By Cheryl Anderson
DTN Staff Reporter
DAVENPORT, Neb. (DTN) -- Dairy producers will have a new method of protecting their profit margins when an insurance program created by the 2014 farm bill begins on Sept. 1.
The new dairy margin protection insurance, the Dairy Producer Margin Protection Program, will replace the Milk Income Loss Contract program. It was announced with the passage of the new farm bill, according to Joe Horner, University of Missouri Extension economist.
The difference between the two programs is the new margin protection program will be more based on insurance than on direct payments from the government, Horner told DTN. "The producer will make a decision on how much of their profit margin they want to insure, and the payments will be based on actual feed and milk prices."
Producers will make a decision once a year, selecting coverage between $4 and $8 per hundredweight, based on what they think their feed costs will be in the coming year and how much they are willing to pay for insurance. Premiums range from no cost for the $4 per cwt. level to $0.475 for the $8 per cwt. level.
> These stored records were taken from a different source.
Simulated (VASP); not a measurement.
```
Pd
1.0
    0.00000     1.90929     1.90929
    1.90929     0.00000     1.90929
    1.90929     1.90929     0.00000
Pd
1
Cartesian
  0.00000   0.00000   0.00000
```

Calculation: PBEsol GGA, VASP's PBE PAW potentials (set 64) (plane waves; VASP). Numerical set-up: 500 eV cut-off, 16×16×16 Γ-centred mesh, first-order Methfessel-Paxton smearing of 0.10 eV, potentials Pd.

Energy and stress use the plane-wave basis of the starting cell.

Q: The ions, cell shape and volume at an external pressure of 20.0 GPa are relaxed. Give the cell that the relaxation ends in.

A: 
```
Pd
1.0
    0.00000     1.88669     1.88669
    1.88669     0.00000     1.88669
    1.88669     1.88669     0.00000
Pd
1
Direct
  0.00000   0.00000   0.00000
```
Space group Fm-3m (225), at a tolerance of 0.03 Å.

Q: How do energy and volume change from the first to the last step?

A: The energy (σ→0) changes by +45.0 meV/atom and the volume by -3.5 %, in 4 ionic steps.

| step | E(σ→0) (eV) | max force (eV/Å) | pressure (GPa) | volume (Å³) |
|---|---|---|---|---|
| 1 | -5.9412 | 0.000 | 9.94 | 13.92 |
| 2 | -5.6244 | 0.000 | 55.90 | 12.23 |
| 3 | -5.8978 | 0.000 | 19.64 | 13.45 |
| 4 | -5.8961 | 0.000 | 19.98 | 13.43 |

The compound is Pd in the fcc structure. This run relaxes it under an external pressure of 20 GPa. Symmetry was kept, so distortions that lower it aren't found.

"Producers can choose the $4 per cwt. premium, which is free but has a low probability of paying off. Or they can pay the fee for the $8 per cwt. premium, which has a 50% chance of paying off," Horner said. "Based on feedback, most producers will probably make a decision somewhere between $6 and $7.50 per hundredweight."
Although enrollment is purely voluntary, Horner said he sees no reason for dairy producers to not participate in at least the free program, particularly for those producing about 4 million pounds of milk or less (roughly what a 200-head dairy would produce), since the insurance is heavily subsidized. Even larger producers will still find some degree of subsidy and a way to manage milk price risk.
The maximum amount of milk that can be insured is 24 million pounds per crop year. The program does not insure against dairy cattle death loss, unexpected decreases in milk production or unexpected increases in feed use.
"Unless you are philosophically opposed to government programs, there is no reason to not participate at least at the free level, which gives some degree of protection" Horner said. "It's the cheapest way to package a risk-management solution."
The Dairy Producer Margin Protection program will use the Chicago Mercantile Exchange Group futures prices for corn, soybean meal and class III milk. The indemnity at the end of the 11-month insurance period will be the difference, if positive, between the expected gross margin and the actual gross margin. USDA will recalculate the margin every month based on prices of corn, soybean meal and alfalfa hay. Producers will receive a check if the margin drops below the insured level for two months.
The program is open to anyone who owns dairy cattle in contiguous U.S. Sign-ups will be at local USDA Farm Service Agency offices beginning in late summer. There will be a $100 annual administrative fee to participate in the program, even for those choosing the free insurance.
FSA is not ready yet to take enrollment; however, the MILC program will continue until the Dairy Producer Margin Protection program arrives, which will be Sept. 1 at the latest.
Horner said it takes a bit of homework to calculate how much margin to insure. Enrolling is not difficult, Horner said, adding there is just a learning period to become familiar with it, as with any new program.
"Most producers will find it a little intimidating because it is new," he said. But once they go through it, they will find it relatively straightforward, just like any other insurance product.
Producers need to track their own feed-cost margins to see how they match up with national feed cost production, he said.
To help with that task, MU Extension has developed a guide for producers to track their cost of feed production titled "How to Compute Your Cost of Producing Milk." Anyone can download the guide at no cost.